Missingness correlates

Packages: dplyr, tidyr, ggplot2, ggpubr


Missingness is fundamentally associated with ESM designs because of the burden of such studies. Then, it may be explained by predictors, such as age or experimental condition. Plots can help in this investigation. Particularly, we can investigate different levels of the data:

  • Beep-level: does the likelihood of completing a beep response at time t+1 correlate with a time-variant factor at time t?
  • Day-level: does the number of beeps fulfilled in a day correlate with predictors?
  • Person-level: does the number of valid observations over the study correlate with participants variable (e.g., age)?

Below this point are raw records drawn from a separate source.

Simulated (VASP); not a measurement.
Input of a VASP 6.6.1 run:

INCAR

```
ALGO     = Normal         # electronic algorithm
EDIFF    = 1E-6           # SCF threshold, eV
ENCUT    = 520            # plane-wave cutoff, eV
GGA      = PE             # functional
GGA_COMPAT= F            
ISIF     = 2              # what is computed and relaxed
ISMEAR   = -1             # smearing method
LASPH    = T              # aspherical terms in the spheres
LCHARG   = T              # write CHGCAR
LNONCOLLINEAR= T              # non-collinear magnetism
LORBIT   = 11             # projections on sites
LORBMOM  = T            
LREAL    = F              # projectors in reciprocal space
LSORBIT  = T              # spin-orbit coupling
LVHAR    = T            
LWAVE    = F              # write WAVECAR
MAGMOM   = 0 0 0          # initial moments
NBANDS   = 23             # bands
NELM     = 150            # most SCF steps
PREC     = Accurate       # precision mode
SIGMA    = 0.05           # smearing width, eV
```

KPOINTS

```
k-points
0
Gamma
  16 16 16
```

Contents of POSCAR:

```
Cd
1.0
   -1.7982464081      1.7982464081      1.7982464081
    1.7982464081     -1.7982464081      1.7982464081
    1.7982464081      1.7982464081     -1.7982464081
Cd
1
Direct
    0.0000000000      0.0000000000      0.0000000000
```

For each, we can look at the influence of categorical (e.g., ‘location’) or continuous (e.g., self-reported items such as ‘PA1’) variables.

Importantly, here, ‘missingness’ is interpreted as instances where observations are designated as invalid (see flag valid observation section). Consequently, the definition of an invalid observation might be more or less strickly related to missingness stricto sensu, depending on the definition you use. Note that we only investigate descriptive statistics, which does not allow us to draw strong conclusions on predictors.

Beep-level

The main question is: does the likelihood of completing a beep response at time t+1 correlate with a time-variant factor at time t, such as experiencing positive affects (for instance, feeling happy)? To have insights on this question, our first step is to lead the valid variables. In other words, we delay from one row the valid variable to have the information of the next beep at time t+1. Not that missing values in the ‘next_valid’ variable are due to the last beep of the participant, which does not have a following beep. Hence, we can filter out these cases.

data_beep = data %>%
    group_by(id) %>%
    mutate(next_valid = lead(valid)) %>%
    filter(!is.na(next_valid)) %>%
    ungroup()

Then, we can plot the proportion of valid answers at time t+1 in function of:

  • a categorical variable: we will use the ‘location’ variable wich different labels from ‘A’ to ‘D’.
  • a continuous variable: we will use the ‘PA1’ and ‘PA3’ variables, which are self-reported items. Here, we will create bins using the custom function ‘create_bins’ to have a better visualization of the data.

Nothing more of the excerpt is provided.